"Better to be killed by the Serbs"; nutcase slogans; elections.

rc-am rcollins at netlink.com.au
Wed Apr 7 22:31:01 PDT 1999


gar posted:.

>>From Salon magazine:(for those who think NATO is
>the lesser evil, the "bleeding heart"
>alternative.)
.


here's my nutcase slogans for the day:  open the borders - no camps; stop
the bombs - desert.

open the borders, I've already spoken about.

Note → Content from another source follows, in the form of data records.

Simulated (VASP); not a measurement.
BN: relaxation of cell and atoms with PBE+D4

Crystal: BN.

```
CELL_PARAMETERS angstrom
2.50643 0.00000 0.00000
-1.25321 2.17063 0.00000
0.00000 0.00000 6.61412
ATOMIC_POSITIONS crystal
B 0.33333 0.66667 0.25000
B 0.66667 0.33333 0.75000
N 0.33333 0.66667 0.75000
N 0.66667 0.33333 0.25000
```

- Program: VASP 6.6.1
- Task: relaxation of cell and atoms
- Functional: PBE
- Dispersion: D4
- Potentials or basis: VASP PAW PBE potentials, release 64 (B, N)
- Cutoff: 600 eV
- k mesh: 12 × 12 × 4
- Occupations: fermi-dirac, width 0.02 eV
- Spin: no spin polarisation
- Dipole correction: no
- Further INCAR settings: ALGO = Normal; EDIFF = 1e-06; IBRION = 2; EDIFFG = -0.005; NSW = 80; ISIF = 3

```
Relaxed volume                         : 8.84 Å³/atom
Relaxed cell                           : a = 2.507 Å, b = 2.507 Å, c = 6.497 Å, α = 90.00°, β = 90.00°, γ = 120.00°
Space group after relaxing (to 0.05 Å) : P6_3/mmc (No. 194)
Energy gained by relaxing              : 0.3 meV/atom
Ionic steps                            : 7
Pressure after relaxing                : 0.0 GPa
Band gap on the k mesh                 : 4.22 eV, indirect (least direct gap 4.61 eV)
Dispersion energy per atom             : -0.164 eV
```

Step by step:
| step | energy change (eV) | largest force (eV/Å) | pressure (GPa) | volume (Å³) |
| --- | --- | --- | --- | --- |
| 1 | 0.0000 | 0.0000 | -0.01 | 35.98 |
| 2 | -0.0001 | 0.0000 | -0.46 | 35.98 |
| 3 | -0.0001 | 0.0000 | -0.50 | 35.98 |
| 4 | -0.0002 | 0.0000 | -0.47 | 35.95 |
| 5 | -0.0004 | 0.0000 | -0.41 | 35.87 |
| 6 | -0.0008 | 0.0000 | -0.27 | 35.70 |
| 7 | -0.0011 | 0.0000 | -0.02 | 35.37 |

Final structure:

refugee camps are increasingly, not only in this situation, but have been
for about a decade now, the means by which refugees are contained,
imprisoned, and through which richer countries pretend a humanitarianism,
but one, since it does not transgress one's own nationalism, amplifies the
internal limits of humanism to the point where the humanitarian response is
indistinguishable from that to which it is presumably responding: the
maintenance of nationalist borders.

stop the bombs, also implies opposition to NATO intervention on the ground.
the reasons are numerous, and have been stated often on the list.  this
slogan for me is not however sufficient on its own.    thinking only of our
response to NATO (and perhaps it is because I am not in the US) seems to me
to attach us (whether for or against) to an event and its structures which,
however implicitly, echo a time already passed:  the cold war.

the call for desertion might strike many here as the most odd.  but, first,
it is a recognition of what is happening and has happened in the ex-yu
countries over the last ten years:  of units mutinying, of people trying
desperately to evade the call ups, and of the increasingly routine way in
which the various govts have forced 'their own refugees' to return to their
homes as soldiers.    second, it is a recognition of the class composition
of the US and NATO armies.  yes, the US does not have conscription; but
some NATO countries do; and in any case, the composition of the US army (as
evidenced by the soldiers who are now held by the Belgrade govt) is not the
result of voluntary enlistment so much as economic compulsion.  (countries
which do have universal conscription rely less on economic compulsion that
the US does for gathering together cannon fodder.)

a brief note to Jim h on the election of governments from the wildcat
article:

"The first "free" (I.e. multi-party) elections held in the Republics of
Yugoslavia, in 1990, were a veritable referendum on war. In all the major
protagonist Republics: Slovenia, Croatia, Serbia and Bosnia-Hercegovina,
ethnic nationalist parties won clear victories over Yugoslavist
representatives of the old Communist League and non-ethnic liberal parties.
[...] Effectively, the citizens of Yugoslavia were
asked: "Are you in favour of ethnic slaughter? Yes/No"."